Over and over again, studies show that many of our young people are leaving the Church.
Researchers say that now fully half of young people leave the Church after high school, and some say that only 7% of Millennials raised Catholic actively practice their faith today, meaning they attend weekly Mass, pray a few times each week, and say their faith is “extremely” or “very” important.
For the remaining 93% who have disassociated themselves from the Church, only one conclusion is possible: the Church is in danger of losing the next and future generation of Catholics.
Christian Smith of the University of Notre Dame has been studying this phenomenon for years.
His studies point to one clear factor that statistically determines whether or not young people will stay in the Church when they become adults: their parents.

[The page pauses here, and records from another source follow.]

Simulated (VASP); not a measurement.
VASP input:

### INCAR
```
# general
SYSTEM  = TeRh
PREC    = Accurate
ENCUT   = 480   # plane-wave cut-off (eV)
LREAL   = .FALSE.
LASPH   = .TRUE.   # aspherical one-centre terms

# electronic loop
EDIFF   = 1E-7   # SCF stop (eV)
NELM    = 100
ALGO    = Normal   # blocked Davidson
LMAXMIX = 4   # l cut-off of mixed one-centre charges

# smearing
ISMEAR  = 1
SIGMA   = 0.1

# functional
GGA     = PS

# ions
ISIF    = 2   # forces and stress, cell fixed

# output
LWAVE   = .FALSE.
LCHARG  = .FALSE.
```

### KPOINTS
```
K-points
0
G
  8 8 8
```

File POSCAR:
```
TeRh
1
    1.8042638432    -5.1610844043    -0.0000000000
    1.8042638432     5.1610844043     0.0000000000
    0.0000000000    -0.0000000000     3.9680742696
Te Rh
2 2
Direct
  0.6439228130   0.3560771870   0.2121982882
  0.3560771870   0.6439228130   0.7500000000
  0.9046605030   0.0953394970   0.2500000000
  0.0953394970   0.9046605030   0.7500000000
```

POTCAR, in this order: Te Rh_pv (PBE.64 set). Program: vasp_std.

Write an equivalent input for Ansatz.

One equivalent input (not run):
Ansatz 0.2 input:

The single greatest predictor of whether or not young people will practice the faith when they enter adulthood is the degree of religious commitment of their parents.
The findings of his various studies are dramatic.
His research shows that it is not enough for parents simply to practice their faith, and much less to practice it intermittently.
Young people who stay in the Church say that their family regularly talk about religious topics in the home, that faith is “very important” to their family, and that they themselves are regularly involved in religious activities. These parents see their own faith not as something they occasionally do, but who they are.
Today, the culture young people encounter does not see the world from a Christian perspective.
Studies show that unless parents have created a Catholic culture in the home, the children will succumb to our society’s non-Christian way of seeing the world as they mature into adulthood.
Bishops everywhere need to take heed of this fundamental truth: the parish, the parochial school and youth programs are all helpful, but parental religious influence is the singular most critical condition of possibility over all other influences.
Smith and his fellow scholar Justin Bartkus give examples of ways families are successful in handing on the faith. They identify the following four essential aspects:
First, successful parents are able to give their own narrative about why their faith is import to them — “the why.”
Second, they are intentional about establishing a religious culture in the household and eschew autopilot in order to achieve these aims — “the how.”
Third, they give good content, meaning that they expose their children to religiously significant practices, relationships and experiences — “the what.”
Fourth and last, they help their children to interpret the world through the eyes of our faith.
Remember, research studies have found that the Church is in serious danger of losing future generations of the Christian faithful.
Still, Bishops, Pastors, religious educators and youth ministers are seemingly blind, deaf and dumb when it comes to implementing models which incorporate the family as a whole in the effort to promote Catholic spiritual and religious formation.
Perhaps, Pope Francis’ and the upcoming Synod on Youth will finally understand the critical role which parents and families play in evangelizing the next and future generations of the Church.
The challenge of passing on the faith to the next generation has gotten more difficult in our age.
If the Church is willing to be bold and creative in a continuing program of formation and education of Catholic families, perhaps young people may grow up to express the faith in God and love of their fellow human beings as members of the Church.